Thomas L. Friedman teases Gov. Perry and Rep. Bachmann for their poor grades in science class ("here is the Texas governor rejecting the science of climate change while his own state is on fire") and then, in a surprising twist, turns his attention to economics:
Not only has the science of climate change come under attack lately, so has the economics of green jobs. Here the critics have a point — sort of. I wasn’t surprised to read that the solar panel company Solyndra, which got $535 million in loan guarantees from the Department of Energy to make solar panels in America, filed for bankruptcy protection two weeks ago and laid off 1,100 workers. This story is an embarrassment to the green jobs movement, but the death by bankruptcy was a collaboration of the worst Democratic and Republican impulses.

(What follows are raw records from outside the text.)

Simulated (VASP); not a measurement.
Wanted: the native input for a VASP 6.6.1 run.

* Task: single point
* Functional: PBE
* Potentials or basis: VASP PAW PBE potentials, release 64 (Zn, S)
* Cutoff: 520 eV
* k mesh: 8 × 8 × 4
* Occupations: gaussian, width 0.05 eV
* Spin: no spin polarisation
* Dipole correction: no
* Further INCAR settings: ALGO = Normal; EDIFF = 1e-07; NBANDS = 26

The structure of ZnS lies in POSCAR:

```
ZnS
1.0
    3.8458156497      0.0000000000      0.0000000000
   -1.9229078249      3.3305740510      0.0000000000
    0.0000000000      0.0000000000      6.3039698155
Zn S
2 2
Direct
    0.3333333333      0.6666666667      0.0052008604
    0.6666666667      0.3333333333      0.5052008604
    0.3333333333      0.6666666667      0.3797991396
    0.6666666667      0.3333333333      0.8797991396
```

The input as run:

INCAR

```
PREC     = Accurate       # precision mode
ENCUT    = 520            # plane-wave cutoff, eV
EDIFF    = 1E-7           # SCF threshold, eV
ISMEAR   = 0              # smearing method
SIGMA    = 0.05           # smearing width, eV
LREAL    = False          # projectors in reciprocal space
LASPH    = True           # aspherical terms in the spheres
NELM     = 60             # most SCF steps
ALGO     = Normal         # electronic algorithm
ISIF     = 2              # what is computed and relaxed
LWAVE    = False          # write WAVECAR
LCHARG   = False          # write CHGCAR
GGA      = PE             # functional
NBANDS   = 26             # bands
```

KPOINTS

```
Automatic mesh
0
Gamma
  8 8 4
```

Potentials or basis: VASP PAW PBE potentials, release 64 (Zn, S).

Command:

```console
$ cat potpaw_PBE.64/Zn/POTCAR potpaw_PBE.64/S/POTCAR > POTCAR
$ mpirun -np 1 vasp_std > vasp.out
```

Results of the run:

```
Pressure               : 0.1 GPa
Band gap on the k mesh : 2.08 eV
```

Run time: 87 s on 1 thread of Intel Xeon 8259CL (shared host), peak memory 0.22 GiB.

How so? There is only one effective, sustainable way to produce “green jobs,” and that is with a fixed, durable, long-term price signal that raises the price of dirty fuels and thereby creates sustained consumer demand for, and sustained private sector investment in, renewables. Without a carbon tax or gasoline tax or cap-and-trade system that makes renewable energies competitive with dirty fuels, while they achieve scale and move down the cost curve, green jobs will remain a hobby.
Here is a link to my latest attack on the notion of green jobs. The basic idea is that the Federal Reserve, The President and Congress should pursue full employment. The Environmental Protection Agency (EPA) should work to cost-effectively protect the environment. We should be color blind on the issue of jobs. If the EPA (or Congress) is trying to create green jobs then the EPA (and Congress) has taken its eye off the cost-effectiveness ball.
At least in the U.S., the worst thing you can do to try to protect the environment is make environmental protection too costly. "A carbon tax or gasoline tax or cap-and-trade system" are environmental policies that reduce the costs of achieving most any given environmental quality target.